Global

China Weighs Yuan-Backed Stablecoins to Boost Global Currency Role

Beijing signals major policy shift as it seeks to challenge dollar dominance

Written by The Banking Post


China is considering allowing yuan-backed stablecoins for the first time, in what would mark a dramatic reversal of its long-held stance on digital assets and a new push to internationalise its currency.

According to people familiar with the matter, the State Council is set to review a roadmap later this month that could authorise the rollout of yuan-linked stablecoins. The plan would include targets for global yuan adoption, clear responsibilities for regulators, and guidelines to mitigate financial risks.

Senior leaders are also expected to convene for a study session on the issue, where they are likely to outline how stablecoins can be applied in trade and finance, and set boundaries for their use in China’s economy.

From ban to cautious embrace

China banned cryptocurrency trading and mining in 2021 over concerns about financial stability, capital flight, and speculation. Stablecoins—digital tokens usually pegged to a fiat currency—were caught in that crackdown.

Now, with the dollar dominating both global finance and the stablecoin market, Beijing appears ready to reconsider. Officials see yuan-backed stablecoins as a potential tool to promote wider international usage of the currency, particularly in cross-border trade.

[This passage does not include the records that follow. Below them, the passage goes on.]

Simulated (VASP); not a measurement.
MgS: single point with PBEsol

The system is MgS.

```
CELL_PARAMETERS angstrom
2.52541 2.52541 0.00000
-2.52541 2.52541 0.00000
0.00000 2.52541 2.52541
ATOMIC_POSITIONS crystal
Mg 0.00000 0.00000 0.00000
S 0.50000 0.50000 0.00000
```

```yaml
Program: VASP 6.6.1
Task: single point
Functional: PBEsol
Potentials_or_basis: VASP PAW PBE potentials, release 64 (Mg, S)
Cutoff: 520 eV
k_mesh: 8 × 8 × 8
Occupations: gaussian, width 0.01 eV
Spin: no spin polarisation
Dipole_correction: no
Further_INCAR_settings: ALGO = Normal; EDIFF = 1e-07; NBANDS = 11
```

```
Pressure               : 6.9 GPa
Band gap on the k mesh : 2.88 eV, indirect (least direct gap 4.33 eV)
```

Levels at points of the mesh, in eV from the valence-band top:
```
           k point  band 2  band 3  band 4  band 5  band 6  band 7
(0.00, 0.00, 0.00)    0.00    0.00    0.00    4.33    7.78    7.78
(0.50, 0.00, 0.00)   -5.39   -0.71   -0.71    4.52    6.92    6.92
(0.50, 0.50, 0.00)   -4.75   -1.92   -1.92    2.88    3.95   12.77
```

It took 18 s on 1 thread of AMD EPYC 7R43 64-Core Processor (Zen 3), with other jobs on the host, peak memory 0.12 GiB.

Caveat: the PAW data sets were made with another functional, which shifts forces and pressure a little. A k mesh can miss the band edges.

“The reviews will finally reveal the true health of the banks, which is essential before any merger or recapitalisation decision,” said one person briefed on the discussions.

The push comes amid mounting geopolitical rivalry with Washington, where policymakers have embraced stablecoins as part of efforts to bolster the dollar’s supremacy in digital finance.

Capital controls remain a hurdle

Despite its ambition, Beijing faces structural barriers. The yuan accounted for just 2.88% of global payments in June, down to its lowest share in two years, according to SWIFT data. In contrast, the dollar held nearly half the global market.

China’s tight capital controls, which limit cross-border flows, remain a major obstacle to making the yuan a freely used international currency—whether through traditional trade or new digital tools.

Analysts warn that similar restrictions could limit the appeal of yuan-backed stablecoins, unless Beijing allows more flexibility in offshore usage.

Global race for stablecoins

The market for stablecoins is still small, worth about $247 billion, but could expand to $2 trillion by 2028, according to Standard Chartered. Dollar-backed tokens currently account for more than 99% of supply, the Bank for International Settlements says.

Other Asian economies are moving ahead: South Korea has pledged to allow won-based stablecoins, while Japan has introduced regulations for issuers. Hong Kong, under Chinese oversight, launched its stablecoin ordinance on 1 August, making it one of the first markets globally to regulate fiat-backed stablecoins.

Shanghai is also preparing to serve as an international hub for the digital yuan, complementing Hong Kong’s offshore role.

Next steps

Sources said Beijing may use the upcoming Shanghai Cooperation Organisation (SCO) Summit, scheduled for 31 August–1 September in Tianjin, to discuss stablecoin use in cross-border trade with partner countries.

Details of China’s roadmap are expected to be released in the coming weeks. Regulators including the People’s Bank of China will be responsible for implementation if the plan receives final approval.

If confirmed, the move would represent one of China’s most significant financial policy shifts since its digital yuan project—an attempt not only to modernise payments but also to challenge the dollar’s dominance in global markets.